Issue 95
A Price Benchmark for the Ages
We reproduce here the speech which Rachel delivered on 12 September, 2019 at the reception to commemorate the centenary of the London gold price. Fittingly it was held at the fourth New Court, the offices of Rothschild & Co in the heart of the city, built on the site of the second New Court where the gold auction took place for much of the last 100 years.
It is a both a pleasure and honour to be here. I first encountered the London Gold Fix in Timothy Green’s books 20 years ago, or the LBMA Gold Price as it is currently known. Since then, I have spent a great of deal of time both researching and writing about the history of this auction. I never imagined that when I began my research that I would be here on its centenary. My excitement has been so great that my friends have had to listen to me talk about this event – more than once. As might be expected of good friends, they were very happy for me. At the same time, I know they were slightly perplexed by the idea of a gold price having a birthday party.
As I prepared for this talk, I reflected on my friends’ genuine curiosity about this event and the questions it raised about the significance of the LBMA Gold Price and its historical antecedent, ‘the Gold Fix’. Taking their perspective – and they are people who have little knowledge of the LBMA Gold Price – I heard them saying: “You can find gold prices everywhere – from the shops with ‘We Buy Gold’ signs to gold industry focused websites. What makes this one different?”
My answer to their question has two parts. First, over the last 100 years, this small but mighty auction has played important roles in the global financial system. Second, in these roles, it has produced a publicly visible, prominent and trusted price, whose significance has extended far beyond the transactions upon which it was based.

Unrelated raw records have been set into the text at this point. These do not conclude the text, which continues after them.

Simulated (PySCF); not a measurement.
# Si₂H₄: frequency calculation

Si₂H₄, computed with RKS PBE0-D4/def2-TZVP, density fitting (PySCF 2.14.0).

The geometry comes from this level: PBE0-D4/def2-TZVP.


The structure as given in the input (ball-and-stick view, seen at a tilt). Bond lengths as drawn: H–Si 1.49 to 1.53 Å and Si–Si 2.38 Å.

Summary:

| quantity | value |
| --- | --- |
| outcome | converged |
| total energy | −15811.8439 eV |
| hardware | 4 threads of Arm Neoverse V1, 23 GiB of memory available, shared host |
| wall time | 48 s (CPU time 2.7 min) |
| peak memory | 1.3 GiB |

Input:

The first world war was over and the bank was focused on re-establishing the gold standard as well as the international importance of the city of London and pound sterling
I will elaborate on these 2 points as I provide a broad overview of the history of this auction, with a particular focus on the development of the ritualistic form that it has been associated with for much of the 20th century.
Our first historical stop – and a very fitting one for a birthday celebration – is the start of the auction in 1919. At that time, the First World War was over and the Bank of England (the Bank) was focused on re-establishing the Gold Standard, as well as the international importance of the City of London and pound sterling. As part of these objectives, the Bank felt it was critical to ensure that the London gold market, which was closed during the war, be returned to its pre-war stature. Toward this objective, the Bank arranged for the world’s largest gold producer – South Africa – to market its gold in London (Ally 1994). It then asked the firm acting as the agent for the South African gold producers, N M Rothschilds & Sons – or ‘Rothschilds’ – to chair the market in which this precious metal would be sold.
A key question that needed to be resolved was what form the market would take. It was within this context that an important conversation occurred on 6 August 1919. On this day, Anthony de Rothschild, a Rothschilds managing partner, was invited to the Bank to meet with Governor Sir Brien Cokayne. During their conversation on the marketing of South African gold, the Governor expressed what he wanted the market to look like:
An open market for gold in which not only every seller would know that he would receive the highest price the world could pay, but also every buyer would know that he would get his gold as cheaply as the world could supply it.1
In this simple statement was a core principle about the auction that has been consistent across the past 100 years. All gold on offer was to be transacted at the same publicly visible price, and on the same terms. These elements contrasted with transactions in the over-the-counter gold market, or OTC market, whose price and contract terms were individually negotiated and private. By having an auction where the price and terms were public, buyers and sellers could trust that they would get the best deal from the existing order flow. It was these conditions established by the Governor that would distinguish the auction and its price for decades to come.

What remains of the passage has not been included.